In highlighting the gross disparity between survivors’ compensation and the pay of those working for them, we are not suggesting in any way that these salaries in themselves are being paid at the expense of monies disbursed to those still burdened with memories of atrocities six decades ago. But we do want to see an honest and informed debate about whether resources are being distributed fairly and openly by those in positions of power. Our concern lies with the survivors, now elderly and often impoverished people whose personal circumstances, in many cases, would shame those of us who profess to care about our fellow Jews. For most of the 700 or so survivors thought to be living in the UK, life is relatively good: they have a National Health Service and in many cases live among warm and generous families and benefit from social support networks. But some of those living in Israel or the United States are facing real hardship in their declining years. As their needs for support and healthcare grow, shouldn’t we all, as a global community of Jews, be anxious to ensure that these welfare needs are met?

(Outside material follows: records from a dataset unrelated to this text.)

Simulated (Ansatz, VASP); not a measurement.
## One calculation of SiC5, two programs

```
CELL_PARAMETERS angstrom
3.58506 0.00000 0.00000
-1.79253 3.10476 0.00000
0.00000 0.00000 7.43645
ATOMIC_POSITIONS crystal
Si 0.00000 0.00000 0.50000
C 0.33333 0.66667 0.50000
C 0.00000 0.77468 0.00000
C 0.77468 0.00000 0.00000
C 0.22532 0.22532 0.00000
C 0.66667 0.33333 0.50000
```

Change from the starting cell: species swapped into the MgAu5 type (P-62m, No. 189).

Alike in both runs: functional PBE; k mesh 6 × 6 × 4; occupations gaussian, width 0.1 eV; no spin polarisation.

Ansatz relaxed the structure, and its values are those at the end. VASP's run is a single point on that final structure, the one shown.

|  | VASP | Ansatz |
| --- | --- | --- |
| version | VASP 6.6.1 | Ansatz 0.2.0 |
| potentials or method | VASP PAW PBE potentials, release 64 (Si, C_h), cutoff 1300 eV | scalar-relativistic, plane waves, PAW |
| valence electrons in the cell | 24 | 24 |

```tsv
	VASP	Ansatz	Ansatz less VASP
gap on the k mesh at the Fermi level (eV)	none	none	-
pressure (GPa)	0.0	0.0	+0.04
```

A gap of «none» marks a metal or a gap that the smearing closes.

The Claims Conference needs to clarify not simply its scale of salaries — which, in the scheme of things, is of limited significance — but how it allocates its funds. With survivors now typically in their 70s and 80s, ought it not to be thinking seriously of freezing those of its programmes which do not directly relate to survivors’ welfare? The Claims Conference should focus on the essential work for which it was set up — looking after survivors. Dr Michael Pinto-Duschinsky, in drawing attention to the disparity between the salaries (and benefits) of some officials and survivors’ restitution, will be accused of making false comparisons. Unlike him, we are not asking executives to take salary cuts simply to demonstrate good faith. However, if they are to retain the trust and respect of the wider Jewish world, they will need to reinforce public confidence that the survivors’ immediate interests are at the heart of their mission. And if our readers have the survivors’ interests at heart, they will join us in our call for transparency and accountability. After the enormous negotiation successes of the mid-1990s, perhaps there has been a sense that the restitution battle has been won. But, for many survivors, the struggle is far from over. As for the criticisms likely to be addressed to this newspaper for putting these matters on the agenda: we are sensitive to these concerns, but see our larger responsibility as one of casting light and spurring debate.
And here's a word from a child survivor (who survived thanks to Rudolph Kasztner):
In the 1990s, I worked for several years with Holocaust survivors in London - former slave labourers of German corporations in Auschwitz and elsewhere - in their quest for compensation and, more importantly, an admission of legal guilt by the corporations themselves. As a baby of 12 months, I had been lucky enough to escape deportation to Auschwitz from a staging camp north of Budapest. I was a member of one of only 20 families (out of 17,000 people who had been rounded up) who had been ransomed as part of the controversial Kastner negotiations with the Nazis.

The campaign by British Holocaust survivors, led by Rudi Kennedy, Roman Halter and other members of Claims for Jewish Slave Labour Compensation, was a sad failure. They were badly let down by senior Jewish organisations, by the Israeli authorities, and by class-action lawyers in the US. The payments achieved for former slave labourers at Auschwitz and other camps are far smaller than the pensions of SS guards. The German companies which had used their slave labour were not obliged to recognise their legal responsibility. Nor were they obliged to release documents about their wartime roles. Deutsche Bank, Volkswagen and Bertelsmann have all refused to provide me with such access.

One complaint of the survivors was that the organisation which had the formal responsibility of representing them - the New York-based Conference on Jewish Material Claims Against Germany - was more interested in trading in heirless properties in what had been East Germany than it was in pressing their case. In particular, there was a complaint that the head of the German office of the Claims Conference, now dead, had become too closely associated with the German authorities, who were ultimately responsible for providing his salary.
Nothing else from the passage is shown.